What is Nostr?
Tyler the Enginigger /
npub1a8p…2ncx
2025-01-27 23:35:58
in reply to nevent1q…9ccp

Tyler the Enginigger on Nostr: I am going to try this today: https://github.com/Tencent/Hunyuan3D-2 Not the ...

I am going to try this today: https://github.com/Tencent/Hunyuan3D-2

Not the deepseek-r1 because I got bored of it

You can run almost any model on the cpu with your normal ram, but I think, for some cards and for some cpus and for some versions of linux on some drivers you can either do cpu offload with a gpu or only gpu

Because it's in such a fast moving field I can't tell you ## b models are good or better or behave this way or fit in this much vram etc because it also depends if they're using fp32/16/8 or int8/4 quantization to reduce total size at the sacrifice of accuracy.

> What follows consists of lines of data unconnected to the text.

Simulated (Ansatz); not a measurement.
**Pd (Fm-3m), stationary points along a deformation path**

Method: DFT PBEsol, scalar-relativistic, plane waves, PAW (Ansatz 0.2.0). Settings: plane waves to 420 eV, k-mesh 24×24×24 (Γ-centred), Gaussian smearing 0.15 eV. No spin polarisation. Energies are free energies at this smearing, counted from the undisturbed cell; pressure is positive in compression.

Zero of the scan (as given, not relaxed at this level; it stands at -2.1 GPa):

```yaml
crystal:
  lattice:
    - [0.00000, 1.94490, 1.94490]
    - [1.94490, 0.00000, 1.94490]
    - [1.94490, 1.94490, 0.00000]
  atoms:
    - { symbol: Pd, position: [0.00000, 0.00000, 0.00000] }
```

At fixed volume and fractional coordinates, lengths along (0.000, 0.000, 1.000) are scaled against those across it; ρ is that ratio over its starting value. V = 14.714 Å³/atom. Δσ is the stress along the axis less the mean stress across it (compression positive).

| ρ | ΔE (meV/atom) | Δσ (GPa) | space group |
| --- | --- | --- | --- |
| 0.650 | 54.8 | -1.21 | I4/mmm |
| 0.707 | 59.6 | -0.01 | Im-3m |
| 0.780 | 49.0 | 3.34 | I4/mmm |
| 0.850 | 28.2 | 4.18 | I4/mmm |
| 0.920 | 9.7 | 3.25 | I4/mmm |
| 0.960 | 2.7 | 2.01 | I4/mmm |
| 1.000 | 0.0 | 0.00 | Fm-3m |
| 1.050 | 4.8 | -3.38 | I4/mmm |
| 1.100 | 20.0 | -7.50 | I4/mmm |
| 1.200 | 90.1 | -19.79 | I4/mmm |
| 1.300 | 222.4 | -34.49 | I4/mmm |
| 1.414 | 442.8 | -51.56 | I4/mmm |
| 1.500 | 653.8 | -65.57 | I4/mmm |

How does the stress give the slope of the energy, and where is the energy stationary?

For example, the one I linked above, I don't have enough vram. I do for ONE model, but the gradio_app.py wants. Sometimes you can do cpu_offload=True somewhere and it will be MUCH slower but you can at least run it.

It's a pretty complicated field, as far as new concepts and what effects what, and I'm still trying to figure it all out.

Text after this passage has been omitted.